If you ask someone about Apple's biggest success, you won't likely hear the words "Siri" or "Maps." Siri is inconsistent and still in beta, while iOS Maps was panned for taking a huge step back from Google Maps. A recent report, however, reminds us how important both are to Apple's future: the two services are rumored to be included in the next version of Mac OS X.

According to 9to5Mac, early test builds of OS X 10.9 include the virtual assistant and navigation service. Apple supposedly began working on OS X 10.8 and 10.9 at the same time. Mountain Lion was heavy on iOS features, like Reminders, Airplay, and Notification Center. 10.9 will supposedly pick up its leftovers, highlighted by these two.


As pretty as Flyover is, Apple would be wise to keep quiet about Maps until it's improved

It's possible Maps would also be a stand-alone app, but the report only mentions it as a framework for developers. If it makes it into the final version of 10.9, devs will have the option of embedding maps into their Mac App Store apps. Whether they'll want to, after the Maps backlash, is another question.

As for Siri, it would supposedly look much like it does on the iPad. Expect a small window at the bottom of the screen. The voice assistant would be less useful on a PC than on a smartphone or tablet, but it could come in handy for setting reminders or checking the weather. Voice dictation is already available on Macs, as it shipped with Mountain Lion.

Playing the long game

Despite early criticism, Tim Cook is playing the long game against Google (Digitally altered from original Shutterstock image)
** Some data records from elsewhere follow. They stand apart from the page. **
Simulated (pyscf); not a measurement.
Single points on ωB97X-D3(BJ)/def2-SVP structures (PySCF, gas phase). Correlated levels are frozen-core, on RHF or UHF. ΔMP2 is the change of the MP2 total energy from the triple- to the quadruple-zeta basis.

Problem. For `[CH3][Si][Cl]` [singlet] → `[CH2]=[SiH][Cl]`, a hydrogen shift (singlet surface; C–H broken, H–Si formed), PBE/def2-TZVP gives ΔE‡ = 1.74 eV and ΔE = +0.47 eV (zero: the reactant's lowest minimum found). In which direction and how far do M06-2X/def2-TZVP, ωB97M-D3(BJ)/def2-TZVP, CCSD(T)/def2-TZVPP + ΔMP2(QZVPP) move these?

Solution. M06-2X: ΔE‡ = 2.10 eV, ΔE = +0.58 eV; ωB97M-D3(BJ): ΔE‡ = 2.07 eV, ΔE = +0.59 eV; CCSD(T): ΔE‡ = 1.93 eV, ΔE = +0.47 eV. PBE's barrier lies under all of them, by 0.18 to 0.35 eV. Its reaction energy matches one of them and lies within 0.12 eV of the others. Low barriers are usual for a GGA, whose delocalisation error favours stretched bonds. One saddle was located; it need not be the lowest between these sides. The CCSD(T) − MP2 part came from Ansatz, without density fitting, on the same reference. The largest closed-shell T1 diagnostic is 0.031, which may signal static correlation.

So why bake two heavily-criticized features into OS X? Both are key to Apple's future: they're ammo in the war against Google. Maps has been a PR disaster, but if Apple wants to separate itself from all Google services, creating it was a necessary step.

Siri represents another front against Google: search. It's primitive now, but Siri could eventually be iPhone owners' primary way of retrieving information.

If Apple repeats last year's schedule, OS X 10.9 will enter public beta in February, and release in late July. Little else is known about the update, but we'll likely hear more within the next few months.